Date of Degree

9-2020

Document Type

Dissertation

Degree Name

Ph.D.

Program

Economics

Advisor

Merih Uctum

Committee Members

Wim P.M. Vijverberg

Thom Thurston

Subject Categories

Finance | Macroeconomics | Public Economics

Keywords

Fiscal Policy, Monetary Policy, Stock Market, Exchange Rate

Abstract

This dissertation consists of three chapters.

The first chapter analyzes the stock market transmission channel of the monetary policy of the Turkish economy not only at the aggregate but also at the sectoral level in a structural vector autoregression (SVAR) framework. I adopt alternative variables as a policy instrument. When the spread is used as a policy instrument, I find that contractionary monetary policy has a significant negative effect on both output and the price level and it appreciates the Turkish Lira. In addition, tight monetary policy reduces both aggregate and sectoral market returns. Hence, the results suggest that policymakers should adopt the spread as a policy instrument since other policy instruments do not yield the expected impact on the exchange rate and asset prices.

The second chapter analyzes the impact of the aggregate, income, corporate, and social security tax revenues on both the U.S. output and the stock market return in a structural vector autoregression (SVAR) framework between 1960:Q1 and 2015:Q4. Unlike some of the other studies, I use not only aggregate but also disaggregated tax revenue variables to examine the impact of fiscal policy. Results show that an exogenous increase in aggregate tax revenue reduces both the output and the market return. In addition, an increase in income, corporate, and social security tax revenues reduces both output and the market return significantly at varying degrees.
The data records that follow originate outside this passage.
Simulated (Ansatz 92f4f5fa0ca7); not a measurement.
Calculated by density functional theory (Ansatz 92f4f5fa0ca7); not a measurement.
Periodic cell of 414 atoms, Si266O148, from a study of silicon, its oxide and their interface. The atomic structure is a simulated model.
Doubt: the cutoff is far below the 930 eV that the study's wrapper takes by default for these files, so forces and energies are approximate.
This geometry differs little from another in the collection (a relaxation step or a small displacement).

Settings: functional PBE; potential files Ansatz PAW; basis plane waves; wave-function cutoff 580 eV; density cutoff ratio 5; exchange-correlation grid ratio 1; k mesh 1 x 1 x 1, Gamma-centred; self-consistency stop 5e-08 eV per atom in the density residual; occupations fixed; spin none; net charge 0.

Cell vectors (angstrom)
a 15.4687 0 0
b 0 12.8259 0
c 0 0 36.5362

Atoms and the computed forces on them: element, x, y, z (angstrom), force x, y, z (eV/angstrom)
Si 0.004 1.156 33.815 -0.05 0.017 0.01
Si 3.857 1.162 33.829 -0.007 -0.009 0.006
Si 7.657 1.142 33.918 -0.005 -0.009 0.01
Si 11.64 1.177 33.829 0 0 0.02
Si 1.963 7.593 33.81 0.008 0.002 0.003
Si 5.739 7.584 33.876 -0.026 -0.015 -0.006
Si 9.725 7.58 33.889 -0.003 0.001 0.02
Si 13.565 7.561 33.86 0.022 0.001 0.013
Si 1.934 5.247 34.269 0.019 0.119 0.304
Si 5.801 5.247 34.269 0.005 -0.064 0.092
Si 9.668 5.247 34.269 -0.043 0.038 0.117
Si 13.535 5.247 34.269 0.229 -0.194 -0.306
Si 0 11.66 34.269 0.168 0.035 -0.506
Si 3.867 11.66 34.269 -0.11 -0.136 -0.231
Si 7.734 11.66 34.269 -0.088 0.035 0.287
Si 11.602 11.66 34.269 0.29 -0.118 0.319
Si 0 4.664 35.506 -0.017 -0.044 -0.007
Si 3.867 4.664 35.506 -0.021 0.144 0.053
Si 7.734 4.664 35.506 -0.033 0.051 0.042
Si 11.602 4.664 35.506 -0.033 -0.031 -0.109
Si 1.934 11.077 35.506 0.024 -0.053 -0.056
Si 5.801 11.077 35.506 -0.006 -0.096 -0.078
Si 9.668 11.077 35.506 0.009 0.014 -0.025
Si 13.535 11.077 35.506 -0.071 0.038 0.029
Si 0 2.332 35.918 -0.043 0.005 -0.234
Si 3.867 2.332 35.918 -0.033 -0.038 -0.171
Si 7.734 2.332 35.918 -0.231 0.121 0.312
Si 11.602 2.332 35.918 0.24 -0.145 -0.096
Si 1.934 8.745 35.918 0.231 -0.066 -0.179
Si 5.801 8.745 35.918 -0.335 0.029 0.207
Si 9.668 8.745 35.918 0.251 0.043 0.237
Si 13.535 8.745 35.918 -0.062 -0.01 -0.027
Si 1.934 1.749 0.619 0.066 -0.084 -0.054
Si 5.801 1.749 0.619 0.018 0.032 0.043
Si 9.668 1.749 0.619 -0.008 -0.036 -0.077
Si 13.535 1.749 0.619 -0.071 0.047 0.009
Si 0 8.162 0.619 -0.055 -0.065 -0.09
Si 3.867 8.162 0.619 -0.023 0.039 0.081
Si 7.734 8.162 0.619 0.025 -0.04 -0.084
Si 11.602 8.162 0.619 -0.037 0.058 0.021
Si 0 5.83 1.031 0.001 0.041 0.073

The final chapter of the dissertation modifies the CIMR (2012) study. One of the central results of CIMR (2012) is that monetary authority follows inflation forecast targeting rule to destabilize asset markets in the New Keynesian model. They show that money authority responds to future productivity news shock in the wrong way by using inflation forecasting targeting rule. In the first part of this study, I identify the stock market booms in the United States and Japan. In the second part of this study, I examine the monetary policy by using different policy settings in a New Keynesian model. First, I analyze 'news' shock under a general Taylor rule. Second, I examine the effect of the news shock in the money supply rule framework. Finally, I consider the model under habit formation and price indexation. Results show that stock market booms are independent of the selection of monetary policy tools.